Many historic blues players from the Delta had a reputation for being lone wolves – wandering types like Charley Patton, Son House and Robert Johnson. But not B.B. King, who turns 86 this Friday, September 16.
King’s big sound, his endless touring and even the dimensions of his orchestra trumpet the gregariousness that’s long been part of his winning personality. And there’s his willingness to share the stage and the studio with a list of collaborators that includes such fellow Gibson guitar legends as Eric Clapton, Peter Green and John Lee Hooker.
Of course, King’s longest collaboration has been with his guitar named “Lucille.” Today, the Gibson B.B. King Lucille model is a gorgeous ebony queen with gold hardware bearing King’s name on its headstock. But over the years, there have been many Lucilles, including an actual woman whose name King took for his guitar.
The Lucille saga begins with her in the winter of 1949, when King was playing a dance in Twist, Arkansas. A fight broke out and the burning barrel of kerosene that was used to heat the room spilled, spreading its flaming contents. Panic ensued as the fire began to cover the floor. Everybody, including King, fled. Once outside, he realized he’d left his prized guitar, a $30 Gibson acoustic, and returned to retrieve it.
The next day King learned two people had died in the blaze, and that the fight triggering the conflagration was over a woman named Lucille. He renamed his Gibson after her that day, as a reminder to never do anything as stupid as fight over a woman or enter a burning building again.
King switched to electric guitar and began his recording career that same year, cutting his first single “Miss Martha King” for Nashville-based Bullet Records. At that point, he played another solidbody electric, but by the early ’50s he was a Gibson man for life. During that era he was photographed with a Top and a hollowbody Gibson L-5CES, and when semi-hollowbody ES-series Gibson guitars hit the market, he switched to those to achieve greater volume at the fore of his orchestra. Since then, Lucille has always been an ES-model or, with the arrival of the Gibson and Epiphone Lucilles, a high-flying variation on the ES-355.

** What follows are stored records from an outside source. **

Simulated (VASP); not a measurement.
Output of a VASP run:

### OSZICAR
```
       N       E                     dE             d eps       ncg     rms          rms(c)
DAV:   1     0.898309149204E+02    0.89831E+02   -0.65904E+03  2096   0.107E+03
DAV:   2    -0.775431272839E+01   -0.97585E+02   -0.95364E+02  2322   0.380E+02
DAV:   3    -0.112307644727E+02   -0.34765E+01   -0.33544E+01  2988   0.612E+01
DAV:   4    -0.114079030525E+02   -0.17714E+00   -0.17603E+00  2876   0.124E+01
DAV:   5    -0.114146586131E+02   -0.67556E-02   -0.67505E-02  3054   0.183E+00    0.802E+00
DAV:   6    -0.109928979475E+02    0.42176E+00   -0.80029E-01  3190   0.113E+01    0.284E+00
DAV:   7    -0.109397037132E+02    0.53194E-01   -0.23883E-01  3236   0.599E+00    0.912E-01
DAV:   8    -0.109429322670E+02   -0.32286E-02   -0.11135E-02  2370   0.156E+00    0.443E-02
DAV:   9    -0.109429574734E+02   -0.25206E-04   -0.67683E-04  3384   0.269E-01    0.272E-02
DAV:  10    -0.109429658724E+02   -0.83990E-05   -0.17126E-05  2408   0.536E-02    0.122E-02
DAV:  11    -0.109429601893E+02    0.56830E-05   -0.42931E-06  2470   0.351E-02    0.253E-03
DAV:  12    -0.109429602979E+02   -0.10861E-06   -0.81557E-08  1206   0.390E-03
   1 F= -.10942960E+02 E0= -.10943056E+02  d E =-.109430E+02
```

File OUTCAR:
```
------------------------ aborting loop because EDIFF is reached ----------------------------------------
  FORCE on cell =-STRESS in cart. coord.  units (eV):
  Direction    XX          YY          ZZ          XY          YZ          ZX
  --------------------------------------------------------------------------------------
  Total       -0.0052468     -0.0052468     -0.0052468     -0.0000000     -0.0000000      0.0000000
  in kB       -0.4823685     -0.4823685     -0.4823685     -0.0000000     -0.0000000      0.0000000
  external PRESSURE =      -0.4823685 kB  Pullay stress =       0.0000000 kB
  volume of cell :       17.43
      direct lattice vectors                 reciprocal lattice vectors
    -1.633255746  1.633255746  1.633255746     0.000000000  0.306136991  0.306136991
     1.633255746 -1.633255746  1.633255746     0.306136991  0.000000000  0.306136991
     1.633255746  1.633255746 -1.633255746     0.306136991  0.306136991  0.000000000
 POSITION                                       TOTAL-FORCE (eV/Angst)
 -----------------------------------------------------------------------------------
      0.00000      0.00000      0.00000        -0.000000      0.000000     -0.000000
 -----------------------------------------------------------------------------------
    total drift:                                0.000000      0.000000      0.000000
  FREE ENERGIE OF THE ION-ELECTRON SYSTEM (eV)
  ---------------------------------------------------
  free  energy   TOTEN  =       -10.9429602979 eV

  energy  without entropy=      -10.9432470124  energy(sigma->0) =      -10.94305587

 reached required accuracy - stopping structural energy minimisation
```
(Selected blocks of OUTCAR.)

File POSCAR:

King and Lucille are such a durable and striking pair that it’s sometimes easy to forget his history of human collaborators, but his knack for trading licks and vocal tics with other world-class singers and guitarists has yielded some magnificent results. Here’s a rundown of 10 essential King collaborations:
10. Riding With the King, with Eric Clapton
The June-2000-released mix-it-up with Slowhand on all tracks is not only a gem in King’s crown of recordings but a superlative roots album by any score. The title track teams the British Les Paul and SG legend with King and a tune written by John Hiatt. It’s also King’s first and only double-platinum album, and the second time he and Clapton recorded together. They first jammed in 1967, when Clapton was still in Cream, and 30 years later played initially in the studio on King’s Deuces Wild duets album. Riding With the King, however, is a more free-spirited affair, favoring contemporary material.
9. “The Thrill Is Gone,” Bill Szymczyk
Not all of King’s great collaborations are with fellow recording artists. It was producer Szymczyk’s idea to call in a string section to play on King’s break-trough hit from his 1970 album Completely Well. And those strings elevated the song to an elegant new level. In fact, King had cut the track and left the studio for bed when Szymczyk’s brainstorm struck, so Szymczyk called in the strings and crossed his fingers, hoping King would dig the new sound when he returned the next day. He did, and the tune opened up a new chapter in King’s career.
8.“When Love Comes To Town,” U2
This 1988 hit is a jubilant sparring match between King, Bono and The Edge, boasting one of King’s most powerful vocal performances. Although the song celebrates Bono’s acceptance of Christianity, the core message in its lyrics and tenor transcend any specific religion and speaks to the human capacity for open-heartedness.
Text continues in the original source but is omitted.